Small-town pastor, you’ve just stepped into the pulpit. Bibles are open, eyes are up, people are waiting—and it strikes you once again how few of them there are. Just 40 souls (not all of whom are guaranteed to remain awake while you preach). There’s no sound equipment to record your sermon, and no website to post it to anyway. Your congregation doesn’t know what a podcast is, and no one beyond your congregation knows who you are. You will speak for 30 minutes, and your sermon will never again be heard in this mortal life. It will live on only in the memories of those assembled. You’ve labored all week on it. Was it a waste?
As with countless other moments in small-town ministry, this one presents you with a choice. You can pine for something greater than God has given, perhaps even eventually leaving for a larger congregation in a bigger place. Or you can open yourself to the possibility that the greater opportunity you’re seeking lies right in front of you. Rather than ditching your people, perhaps you should dive deeper in.
Gifts of Less
Most pastors I know aren’t yearning for leaner budgets, smaller buildings, sparser congregations, and less influence. So when God gives these things to us, we may miss the promise they bear and the opportunities they provide. In both broader contemporary culture and also Christian subculture, big, fast-growing things are usually considered more desirable than what is small. But Scripture is often surprisingly positive about small things. After all, God’s kingdom comes like a seed buried in the ground, and the world is saved by the faithfulness and sacrifice of just one man. Gospel logic, then, gives us permission to appreciate and explore the possibilities and advantages of what is small. And I’m convinced this is true for preaching.
The vast majority of sermons preached around the world on any given Sunday are preached by no-name pastors to no-name people and will never be heard again.
Preaching that goes big—reaching many thousands in person and through radio, television, or podcasts—has clear benefits. When biblically rich, theologically faithful preaching finds a big audience, more people hear urgently needed truth. I’ve benefited from the ministry of gifted preachers whose sermons are heard around the world. I’ll never meet these men, shake their hands, or call them pastor. But the truth they’ve proclaimed has met me, sometimes shaken me, often pastored me. Solid truth from a big platform is a great thing.
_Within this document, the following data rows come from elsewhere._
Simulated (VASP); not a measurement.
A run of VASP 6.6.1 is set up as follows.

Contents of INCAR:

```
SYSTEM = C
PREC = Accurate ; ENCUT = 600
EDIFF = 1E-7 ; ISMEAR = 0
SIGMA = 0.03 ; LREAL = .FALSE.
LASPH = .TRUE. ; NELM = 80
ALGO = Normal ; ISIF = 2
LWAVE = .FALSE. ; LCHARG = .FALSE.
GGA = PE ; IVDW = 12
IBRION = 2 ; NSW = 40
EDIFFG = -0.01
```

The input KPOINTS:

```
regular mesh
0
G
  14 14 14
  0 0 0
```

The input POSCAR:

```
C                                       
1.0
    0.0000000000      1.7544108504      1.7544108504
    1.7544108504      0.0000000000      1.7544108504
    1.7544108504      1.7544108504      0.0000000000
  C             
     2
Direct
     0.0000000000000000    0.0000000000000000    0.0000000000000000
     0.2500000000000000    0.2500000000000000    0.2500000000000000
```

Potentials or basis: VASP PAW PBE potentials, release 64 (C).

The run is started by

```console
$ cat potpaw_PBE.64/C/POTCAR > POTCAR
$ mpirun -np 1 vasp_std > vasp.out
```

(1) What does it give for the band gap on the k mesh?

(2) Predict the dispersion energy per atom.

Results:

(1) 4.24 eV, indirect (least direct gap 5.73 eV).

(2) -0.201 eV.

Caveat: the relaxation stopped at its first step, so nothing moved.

But most preaching isn’t like that. The vast majority of sermons preached around the world on any given Sunday are preached by no-name pastors to no-name people and will never be heard again. And there are big advantages to preaching that stays small.
Preach Small
Small-town pastor, you have the privilege of preaching bespoke sermons. “Bespoke” is a word often used to describe clothing or furniture carefully crafted for a particular customer or user. It’s not mass-produced. It’s not off-the-rack. It’s made with a particular someone in mind. It fits that person perfectly. You can preach like that.
Good sermons that stay small can go where a big sermon never could. If your congregation has 85 people and you’re an even reasonably faithful pastor, you’ll know every one of them with a significant degree of familiarity. You’ll know their histories, griefs, struggles, insecurities, weaknesses, joys, and aspirations. You’ll also be attuned to how they relate to one another—where the tensions and stress points lie, what the relationships are like. You’ll have the kind of granular and overall understanding of your congregation that a big-church pastor never could. And you can preach to that. Your sermons can fit.
You can preach a sermon that would never work as a podcast. It wouldn’t fit someone living on the other side of the country, working a job that doesn’t exist in your small town. It wouldn’t fit someone with a different educational level from the people sitting in front of you. You can preach a sermon that will only fully serve these particular people in your life and in your church. In Love Big, Be Well, Winn Collier’s fictional small-town pastor Jonas McAnn says he wants to preach sermons that fit only in his town, to live a life that wouldn’t make much sense except in his own place. That’s a bespoke ministry.
Small-town pastor, don’t squander the enormous opportunity God has given you. Serve a few people well for a long time. Give them truth that fits their lives.
Bespoke preaching will entail some loss, but not all of that loss will be bad. Along with the loss of influence that results from not having a broadcast or podcast will come the loss of time pressure to squeeze your sermon into a restrictive broadcast’s length. Your sermon will breathe. You’ll also lose the self-imposed restrictions you feel when you know you’re being recorded. You’ll be free to say some important things to your people that you wouldn’t say to the whole world (or whichever few of them happened to click onto your website). You’ll lose the temptations to pride that come from seeing the worldwide reach of your sermons—and the temptations to despair when people you don’t know savage what you’ve said.
Love Particular People
In her novel Home, Marilynne Robinson describes preaching as “parsing the broken heart of humankind and praising the loving heart of Christ.” If we’re serious about parsing humankind’s heart, we’ll start with particular humans—the ones in front of us. We’ll preach specific truth, from a specific text, to a specific people. And even though our words won’t be heard again, they will be seen in human lives. They’ll shape our people over time, and others will witness the transformation (folks in small towns are always watching, after all).
Can you imagine a bespoke tailor feeling perpetually jealous of the thousands of suits sold every week at Brooks Brothers? Can you imagine a bespoke furniture-maker wandering the aisles of IKEA bemoaning her own lack of productivity? Of course not. Small-town pastor, don’t squander the enormous opportunity God has given you. Serve a few people well for a long time. Give them truth that fits their lives. Speak to them in all their brokenness, glory, and normality. Preach to people you can see and know and touch and love. Preach bespoke sermons.